Sky Sports News, Charlie Webster, and the pretence of gender equality


Sky Sports management are apparently upset at the decision of Charlie Webster, one of their Sky Sports News anchors, to appear in FHM. Without a shred of irony, the broadcaster is upset at the threat Webster’s photo-shoot represents to the credibility of its female presenters.

Surely there’s an obvious solution here: maybe Sky Sports should stop hiring female presenters purely on the basis of their appearance? Name a woman who works in front of one their cameras, and you can be certain that she’ll be catwalk-ready. All of them, without exception.

Sky isn’t the only offender with this kind of faux-equality, because you could easily level the same criticism at numerous other broadcasters, but they certainly don’t possess much credibility in any argument which demands that model-like presenters don’t do any…you know…modelling. It’s hypocrisy 101.

Sky, like many corporations, believe in the appearance of equality rather than the genuine existence of it. When a woman appears on screen, within a sporting context, somewhere a box is being ticked and an employment statistic is becoming more favourable.

“We need a woman, any woman…just as long as she’s attractive. We need a black guy too, maybe a bisexual, and a Muslim probably wouldn’t hurt. Look at our diversity. LOOK AT IT!”

For every Charlie Webster at Sky, there are probably five plain Janes who are stuck behind a desk and limited to research. Webster is the acceptable face of women in sport, and she can also be used to provide a neat, politically-correct xx/xy balance behind the SSN desk with Jim White.

The problem is, that all of this is very transparent, and whereas Sky believe that they are a modern broadcaster, and part of the war against inequality and discrimination, they are actually part of the problem. The prejudice is still prevalent, it’s merely been focused in on a more specific group: “we believe in equal opportunities for women, just not the unattractive ones.”
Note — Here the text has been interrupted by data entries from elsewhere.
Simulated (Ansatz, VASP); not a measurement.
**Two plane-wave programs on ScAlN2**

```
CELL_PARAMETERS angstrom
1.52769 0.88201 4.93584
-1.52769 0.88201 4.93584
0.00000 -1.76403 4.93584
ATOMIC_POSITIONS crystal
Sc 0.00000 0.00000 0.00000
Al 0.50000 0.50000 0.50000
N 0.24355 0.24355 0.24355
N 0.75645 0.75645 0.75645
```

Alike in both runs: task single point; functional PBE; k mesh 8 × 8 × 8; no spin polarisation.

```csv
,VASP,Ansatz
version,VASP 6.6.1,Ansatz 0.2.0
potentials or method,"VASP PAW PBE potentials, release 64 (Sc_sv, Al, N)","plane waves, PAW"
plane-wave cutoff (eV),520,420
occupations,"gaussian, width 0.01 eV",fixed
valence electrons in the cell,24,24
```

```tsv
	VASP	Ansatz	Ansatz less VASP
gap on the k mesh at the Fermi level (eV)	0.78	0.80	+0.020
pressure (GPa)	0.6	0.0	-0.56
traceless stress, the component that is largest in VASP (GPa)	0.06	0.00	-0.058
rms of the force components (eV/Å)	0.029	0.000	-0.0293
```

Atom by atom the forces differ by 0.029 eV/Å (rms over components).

Unfortunately, the perception of Charlie Webster and her credibility isn’t damaged by her appearance in a Lads’ magazine, because it’s already been compromised by the hiring policy of her principle employer. She may well be a sports trivia bore, have collected Panini stickers when she was younger, and followed a team home and away all her life, but that’s just not the association Sky have created around their on-camera female talent.

If you want to promote equal opportunities and credibility, then you have to genuinely believe in it rather than just be pretending to do so.